PID replacement

JoeM3

Member
Join Date
Aug 2021
Location
AZ
Posts
20
Hello,
After a lifetime of hating PID, I have decided to try to replace it with something else. My first stop is my ever handy Logix 5000 development program. Within it are the IMC, CC, and MMC instructions.

My first shop test will be some heating plates. These are 6x6 plates, with 450 watts of heating, and a thermocouple installed in the plate.

There are two of them and sandwiched between them are components that are relatively non thermally conductive. (IP prevents more detail.) The distance between these plates is approximately 1/4 to 3/8 inch, so there is heat transfer between the two halves.

Has anybody any experience with heating, or better yet, heating like above, with the IMC CC or MMC instructions? Or something else? Bang Bang is not quite accurate enough. Once again, I am not interested in PID.

Thanks
 
I am not interested in PID.

Understood but why do you think the others are going to be better?

This may help with the instructions https://literature.rockwellautomation.com/idc/groups/literature/documents/rm/1756-rm006_-en-p.pdf

It may not be an issue of using a PID or any instruction, I have worked on systems that were such **** poor designs that no matter what was done they would still suck at best

I have done a lot of heating and maybe a simple controller will be better than a PLC, most presses I worked on were large and used thermal oil so PID's worked good on them.
 
Is the 450W of heating applied to a plate on one side, to encourage the measured temperature of a thermocouple, in some sort of thermal contact with the plate on the other side, to be near the SP, to some specification? Stated more plainly, where is the heat applied, and where is the thermocouple? Because the process will not be directly controlling the temperature of either plate, it can only control the temperature of the thermocouple junction.

What removes heat from the thermocouple junction (forced convection; natural convection; conduction; radiation; some combination of all four)?

What is the relative thermal conductivity of the plates compared to the sandwiched material? What is their relative thermal inertia?
 
Last edited:
Natural convection-conduction for the cooling method.
So there are 3 cartridge heaters about 3/8" in diameter, and probably 4 inches long.
We drill holes in the side of the plate which is about a half inch thick and embed the heaters in these holes. The TC is embedded in a similar hole, which if I had to guess is .125" diameter, and it is parallel to the holes for the heaters.
 
geniusintrainging,
Something has to be better. Trying to move the bar and achieve something next level.
30+ years of "tuning" PID has led me to a reality that it can achieve mediocre-to-OK results with most things, yet, I can not say that I have ever gotten to great. Because of its characteristics, I don't think it can be great. Hence a new search begins, with new shop experiments. And there do seem to be alternatives these days.
 
Natural convection-conduction for the cooling method.
So there are 3 cartridge heaters about 3/8" in diameter, and probably 4 inches long.
We drill holes in the side of the plate which is about a half inch thick and embed the heaters in these holes. The TC is embedded in a similar hole, which if I had to guess is .125" diameter, and it is parallel to the holes for the heaters.

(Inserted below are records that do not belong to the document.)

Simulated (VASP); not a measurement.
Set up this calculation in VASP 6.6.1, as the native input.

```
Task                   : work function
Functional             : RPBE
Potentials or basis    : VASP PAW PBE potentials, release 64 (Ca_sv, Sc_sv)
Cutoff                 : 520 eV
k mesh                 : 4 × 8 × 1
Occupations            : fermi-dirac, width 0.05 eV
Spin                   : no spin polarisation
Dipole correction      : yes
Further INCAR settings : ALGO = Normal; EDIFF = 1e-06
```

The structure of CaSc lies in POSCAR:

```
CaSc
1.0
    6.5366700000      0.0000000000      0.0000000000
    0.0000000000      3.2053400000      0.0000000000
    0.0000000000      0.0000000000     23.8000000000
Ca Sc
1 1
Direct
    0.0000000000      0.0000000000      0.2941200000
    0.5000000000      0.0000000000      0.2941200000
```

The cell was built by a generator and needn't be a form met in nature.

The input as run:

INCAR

So the heaters have around 1/16" of plate material between them and the non-conducting sandwiched material?


Can we assume the plates are very conductive, at least relative to the sandwiched material?


Are the heaters bang-bang controlled (on or off)? can they approach an analog-ish behavior via PWM?
 
Yes the plates are VERY heat conductive.
No, we have junked the bang bang control and we are using SCRs and a analog output on the PLC
 
I would expect natural convection will have a fairly stable heat transfer coefficient; is it the 1/2” dimension or one of the 6"dimensions that are vertical?

Is there some other form of cooling or other process transients that will vary so much that a human could not keep up with this?
 
Hello,
After a lifetime of hating PID, I have decided to try to replace it with something else. My first stop is my ever handy Logix 5000 development program. Within it are the IMC, CC, and MMC instructions.

CC is coordinated control with different control variables... your application, as far as we know has one control variable. Are you going to engineer another one or two because you hate PID?

IMC requires a process model, you hate PID but somehow will enjoy creating a process model more?

MMC controls two process variables with three control variables, see my comment for CC and multiply by 1.5 to assess complexity.

Perhaps changing your mindset around PID control and potentially find something where you can run simulations and understand the impact of each parameter is best than devoting your time to even more complex methods (some of which seem to revolve around PID as well) without a clear gain from doing so?